It ain’t turkey: A steaming bowl of pho from Nhu Y is the cure for turkeysandwich overload. (photo by Brian Clarey)
As the long holiday weekend rolled out, I found myself nauseated by the idea of more turkey and gravy. Mashed potatoes had lost their luster. And I’d be damned if I was going to eat another helping of stuffing or sweet potatoes.
I wanted something exotic and decidedly un-American, something tasty, to be sure, and something with at least the pretense of nutrition to fend off what was becoming a lingering early winter cold.
So I hit the ethnic district on High Point Road, a mish-mash of Indian grocery stores, Hispanic clothiers and Asian restaurants, until I happened upon Nhu Y, a genuine noodle house right in the middle of Greensboro.
Inside I found a simple dining room with Vietnamese accents, a few tables of Southeast Asians finishing lunch and a polite server who tried to make some sense of the menu — which boasts more than 170 items.
Of these choices, more than 30 of them were drinks: excellent iced coffees, hot teas, plenty of sodas and juices and a few exotic items that are difficult to find even in Greensboro, which has a healthy Southeast Asian restaurant contingent: avocado drink, jackfruit drink, durian drink, soda with salty lemon, soda with milk and egg, pennywort, made from centella leaves. I stuck with a pot of hot tea on that cold afternoon.

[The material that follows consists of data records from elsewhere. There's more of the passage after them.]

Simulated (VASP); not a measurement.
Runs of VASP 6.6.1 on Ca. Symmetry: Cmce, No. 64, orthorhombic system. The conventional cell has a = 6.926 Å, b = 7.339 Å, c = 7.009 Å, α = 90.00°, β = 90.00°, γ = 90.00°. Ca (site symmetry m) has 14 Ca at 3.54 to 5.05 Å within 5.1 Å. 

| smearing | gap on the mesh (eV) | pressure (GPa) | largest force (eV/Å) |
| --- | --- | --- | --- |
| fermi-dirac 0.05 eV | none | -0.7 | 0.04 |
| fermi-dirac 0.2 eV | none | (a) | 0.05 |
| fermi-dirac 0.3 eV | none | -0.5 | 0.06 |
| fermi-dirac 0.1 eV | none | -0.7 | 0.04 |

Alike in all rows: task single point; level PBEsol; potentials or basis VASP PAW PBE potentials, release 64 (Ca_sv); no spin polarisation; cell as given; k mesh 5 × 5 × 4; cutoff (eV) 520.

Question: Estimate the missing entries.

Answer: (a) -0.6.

We are fortunate in Greensboro to have an excellent slate of Thai, Vietnamese and Korean restaurants, with authentic and exotic dishes that both challenge and excite the palate. I’ve been steadily working my way through them over the years, but every so often I encounter a new place tucked behind busy roads or hidden in seldom-traveled neighborhoods. Indeed, I stumbled upon Nhu Y quite by accident, a serendipitous discovery that yielded an excellent meal.
As I’ve mentioned, this is an authentic noodle house, with dishes based on rice noodles, wonton, dry noodles and the like, more than 70 variations on this theme. And there is a good list of house special entrees as well as a few hot-pot dinners meant to be shared.
I settled on No. 21, pho, a basic beef noodle dish, with Vietnamese meatballs and a spicy, salubrious broth. No tripe or tendon for me, but aficionados of the cuisine will be heartened to know that these regional delicacies are indeed on the menu, as is all manner of seafood and chicken.
Before the food came out, my server placed on the table a pile of raw vegetables and herbs: Thai basil, cilantro, fresh jalapeo, lime, bean sprouts. Also set up tableside were bottles of soy sauce, teriyaki and Sriracha along with a couple pots of ground red-pepper paste. When the pho came out I added a few dollops of the bright-red peppers and one of the darker version, which had lemongrass and some other herbs in it.
The greens and veggies cooked slightly in the broth, and the thinly sliced beef, which was raw before being introduced to the bowl, was tender and delicious. Vietnamese meatball, unlike their Italian cousins, are dense and well formed, bereft of bread crumbs but with a subtle spicing that is very pleasing.
The broth took on a beautiful red tint after I stirred in my spices, and from the first slurp I felt my body thanking me for foregoing another turkey sandwich.